Saturday, May 07, 2005

Sword Fights and Bread Baking

This week our school had its first annual Renaissance Fair for the secondary students. There were chess, sketching, and costume competitions, authentic Renaissance games, a great feast, and ... a sword fighting tournament.

It was this sword fighting that the boys were most excited over and the girls most dismayed. Our egalitarian culture dictates that men and women are equal, which means that the opportunities presented to one ought to be presented to the other as well. It was not a popular notion when the girls were not allowed to participate in the sword fighting.

Prior to the Renaissance Fair, some of the girls asked nicely why they couldn't participate, some demanded scriptural proof that females sword fighting is sin, and some even went so far as to draw up a petition to convince the administrator that they should be allowed to sword fight with the boys. The administrator stood firm, though, and other events were planned to occupy the girls' time while the boys were learning to fight. The girls helped decorate the lunchroom and then set off to prepare food for the next day's feast.

When the sword fights got underway the next day, the girls were completely unprepared for what they saw. The boys, though friends, went after eachother like enemies, fighting one-to-one. There was no mercy; it was one of those events where the testosterone was allowed, and even encouraged, to flow in full force. They had wooden shields, and foam-covered dowel swords. Even with the padded swords, the boys were vicious. The girls watched in amazement - that is not how they would have fought. This became one of the beautiful moments of the day - the girls began to really see how God wired men and women differently.

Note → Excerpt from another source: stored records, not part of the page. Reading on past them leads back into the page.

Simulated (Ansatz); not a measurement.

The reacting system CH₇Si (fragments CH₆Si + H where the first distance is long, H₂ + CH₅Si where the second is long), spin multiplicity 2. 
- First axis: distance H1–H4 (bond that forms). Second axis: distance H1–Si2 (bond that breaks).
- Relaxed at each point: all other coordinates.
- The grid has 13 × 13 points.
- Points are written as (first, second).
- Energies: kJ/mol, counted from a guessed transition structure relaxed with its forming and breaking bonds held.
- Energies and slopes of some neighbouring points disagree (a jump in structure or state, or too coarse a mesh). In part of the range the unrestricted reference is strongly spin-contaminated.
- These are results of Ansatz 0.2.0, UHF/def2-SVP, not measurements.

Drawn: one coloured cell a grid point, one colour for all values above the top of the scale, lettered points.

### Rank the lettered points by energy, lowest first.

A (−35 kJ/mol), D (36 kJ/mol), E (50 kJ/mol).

When God designed humans, he created two genders: male and female. He created them equal, but gave them different roles to fulfill, and so wired them to think in a way conducive to filling those roles. Men are protectors, leaders, and fighters, both physically and spiritually. Our culture, in its declaration of "equality," has stripped men of their masculinity to push them toward a more gender-neutral role. Satan has twisted the equality of respect and importance found in Scripture into an equality of role, so prevalent in our culture today. Culture says, "There is no difference between men and women." and our children have bought into that lie.

On Friday, the girls of Petra Academy were given the opportunity to clearly see the difference between men and women. One girl commented, upon leaving the tournament, "I would bake bread any day over doing that." There is a difference between men and women, and our children ought to be taught that. Boys should be taught to grow into MEN, real men, leaders, heros, protectors of faith and family, not into the emasculated men of the sitcoms. And women must understand the role of men and the importance it holds so that they do not usurp that role from the men.

In Bozeman, MT a corner of the cultural blindfold has been lifted from the students, simply by allowing men to be men. It is my prayer that the blindfold will keep coming off, and that these students will influence the next generation as they model their roles in their families - that these men will be MEN, and the women will be WOMEN, confident and strong in the roles God has given them, glorifying Him with their lives.